Skip to content

Core: Fix incorrect selection of incremental cleanup in expire snapshots#13614

Merged
amogh-jahagirdar merged 10 commits into
apache:mainfrom
amogh-jahagirdar:fix-expiration-cleanup
Jul 28, 2025
Merged

Core: Fix incorrect selection of incremental cleanup in expire snapshots#13614
amogh-jahagirdar merged 10 commits into
apache:mainfrom
amogh-jahagirdar:fix-expiration-cleanup

Conversation

@amogh-jahagirdar
Copy link
Copy Markdown
Contributor

@amogh-jahagirdar amogh-jahagirdar commented Jul 21, 2025

Fixes #13568

Currently in the core implementation of file cleanup as part of expires snapshots, it's possible that all non-main references are removed after a snapshot expiration; the decision to select incremental cleanup or the reachable cleanup is simply based on the table metadata after expiration having a single reference. However, this is not correct since full reachability is required if the table metadata before expiration had other refs.

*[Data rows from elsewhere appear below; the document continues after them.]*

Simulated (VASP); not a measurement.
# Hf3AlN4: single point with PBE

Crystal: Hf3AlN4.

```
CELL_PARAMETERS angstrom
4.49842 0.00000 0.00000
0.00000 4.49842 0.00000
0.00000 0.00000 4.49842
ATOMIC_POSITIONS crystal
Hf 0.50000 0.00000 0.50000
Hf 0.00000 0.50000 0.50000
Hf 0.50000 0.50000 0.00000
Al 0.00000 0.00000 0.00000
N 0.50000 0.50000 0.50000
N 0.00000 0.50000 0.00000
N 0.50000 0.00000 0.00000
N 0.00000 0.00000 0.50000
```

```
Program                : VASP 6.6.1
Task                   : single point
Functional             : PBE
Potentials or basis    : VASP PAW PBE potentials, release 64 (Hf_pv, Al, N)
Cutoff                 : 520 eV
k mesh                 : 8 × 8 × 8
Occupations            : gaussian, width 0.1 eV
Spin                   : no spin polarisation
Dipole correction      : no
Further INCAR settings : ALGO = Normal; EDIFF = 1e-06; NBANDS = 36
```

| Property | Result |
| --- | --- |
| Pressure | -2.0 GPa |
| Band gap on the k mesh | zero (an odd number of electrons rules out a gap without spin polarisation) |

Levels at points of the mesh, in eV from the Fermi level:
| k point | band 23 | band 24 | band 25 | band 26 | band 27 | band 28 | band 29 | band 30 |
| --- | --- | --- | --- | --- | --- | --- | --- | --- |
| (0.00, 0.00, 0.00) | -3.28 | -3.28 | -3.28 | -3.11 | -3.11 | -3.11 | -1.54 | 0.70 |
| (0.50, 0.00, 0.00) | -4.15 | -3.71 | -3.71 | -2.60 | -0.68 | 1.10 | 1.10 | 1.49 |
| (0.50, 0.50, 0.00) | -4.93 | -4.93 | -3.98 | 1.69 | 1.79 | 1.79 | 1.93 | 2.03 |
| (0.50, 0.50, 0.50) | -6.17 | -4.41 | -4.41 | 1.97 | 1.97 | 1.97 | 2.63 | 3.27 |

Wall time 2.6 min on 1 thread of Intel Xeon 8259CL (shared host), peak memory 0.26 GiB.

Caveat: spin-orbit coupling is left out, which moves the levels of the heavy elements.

Additionally, the incremental cleanup would currently just get the first ref from the metadata before expiration assuming there was only one, and this can just be some non-main branch or tag depending on the ordering in the refs() values, and then the ancestry calculation for incremental cleanup is incorrect.

The following changes are made in this PR:

  1. Incremental cleanup is performed only if table metadata before and after ("after" being the table metadata after the commit, it can include any intermediate changes after the expiration was committed) has only one ref (the main ref)
  2. Adding additional validation in Incremental cleanup and changing Iterables.getFirst in incremental cleanup to getOnlyElement so there's an explicit failure in case that violation somehow gets broken

@github-actions github-actions Bot added the core label Jul 21, 2025
@amogh-jahagirdar amogh-jahagirdar force-pushed the fix-expiration-cleanup branch from 58bcc2b to 850e04a Compare July 21, 2025 13:16
@@ -50,7 +50,7 @@ class IncrementalFileCleanup extends FileCleanupStrategy {
@Override
@SuppressWarnings({"checkstyle:CyclomaticComplexity", "MethodLength"})
public void cleanFiles(TableMetadata beforeExpiration, TableMetadata afterExpiration) {
Copy link
Copy Markdown
Contributor Author

@amogh-jahagirdar amogh-jahagirdar Jul 21, 2025

Choose a reason for hiding this comment

The reason will be displayed to describe this comment to others. Learn more.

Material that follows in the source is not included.